I'm a d20 guy. I'm not a big fan of silliness or fairytales. The Zorcerer of Zo (ZoZ) was NOT a product aimed at me. But I happened to see it on the front page of RPGNow and the concept intrigued me.

It's truly rare (this is the first time it ever happened to me) to find an RPG product that is both original and sound... Usually truly solid products are the result of ideas that have been beat to death until they're finally ready for production. ZoZ defies all that.

In these pages, you'll find a VERY simple rules set comprising 8-9% of the overall product. Once again, I'm not a fan of "rules light" systems. All my previous ventures into that world have had goofy, uneven results that weren't worth repeating. But, in this setting, the simple, wide open rules work perfectly.

The rest of the product is what makes the simple rules work... You'll find a truly indepth study of fairytales and useful analysis on how to construct fairytale stories even for people who're used to grittier genres. You'll find a wealth of information on how to change your thinking to immerse your gamers in ZoZ and give them an experience beyond what they'd ever seen before. It may sound silly, but it's true. My family group, which I'd played (d20 FRPG) with for 20 years, found ZoZ to be the answer to all of their previous frustrations and the key to unlocking real, unfiltered fun around the gaming table.

The only failing of this system is that it WILL NOT work if someone in the group is a true rules lawyer and/or min/maxing power gamer. Other than that, pick it up now. You'll have yourself to thank for it.



As you read above, the rules set is very simple and wide open. There are very few restrictions and any character at all is possible. Where every other game's limitations make it impossible to recreate your favorite movie or book hero, this system seems to be designed specifically to work for adapting fictional characters to an RPG.

The failing of this system stems from the same root as its greatest points... A wide open rules set allows a great deal more room for players to try and take advantage if they are so inclined. One player who's not on the same page and is willing to be a jerk about it can spiral the whole game into GM versus player as the Game Master continually has to say "No, you can't do that."

While tighter rules sets work better at discouraging abuse, they also tend to make the game more about the numbers than the story. If you've got players you can trust, the rules shouldn't be a problem.



The ZoZ setting is also simple, but creative and interesting at the same time. The whole core setting is displayed on a single page, which oddly enough is plenty to get the ball rolling.

Also part of the setting is an entire recount of the first ZoZ campaign to serve as a model. Since the entire game takes place in concepts, it's very nice to have a working example of how the game was intended to be run. This aspect, to me, is the most important part of the project and really gets people in the proper frame of mind to make a ZoZ game rock.

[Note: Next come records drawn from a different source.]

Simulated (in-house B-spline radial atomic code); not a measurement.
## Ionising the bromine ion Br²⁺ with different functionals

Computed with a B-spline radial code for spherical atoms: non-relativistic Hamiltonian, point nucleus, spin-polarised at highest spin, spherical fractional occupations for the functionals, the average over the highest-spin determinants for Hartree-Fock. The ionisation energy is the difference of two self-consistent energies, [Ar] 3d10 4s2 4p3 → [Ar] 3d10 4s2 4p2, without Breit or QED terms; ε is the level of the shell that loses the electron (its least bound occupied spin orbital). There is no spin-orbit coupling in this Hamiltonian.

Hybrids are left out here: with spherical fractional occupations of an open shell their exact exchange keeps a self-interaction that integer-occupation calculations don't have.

Surprisingly fun and more versatile than you'd think. I've got ideas for using the "ZoZ" core to play all kinds of games from horror to space opera. Once you "tune in" to Chad Underkoffler's enthusiasm, you'll find yourself perpetually inspired. I had to put down the book on several occassions to jot down all the ideas that were occurring to me.



I purchased both the print product and the PDF, which I think is the way to go. The PDF alone is overpriced and the formatting is really setup for the print run anyway. The price for the PDF and the POD together, I think, is just about perfect.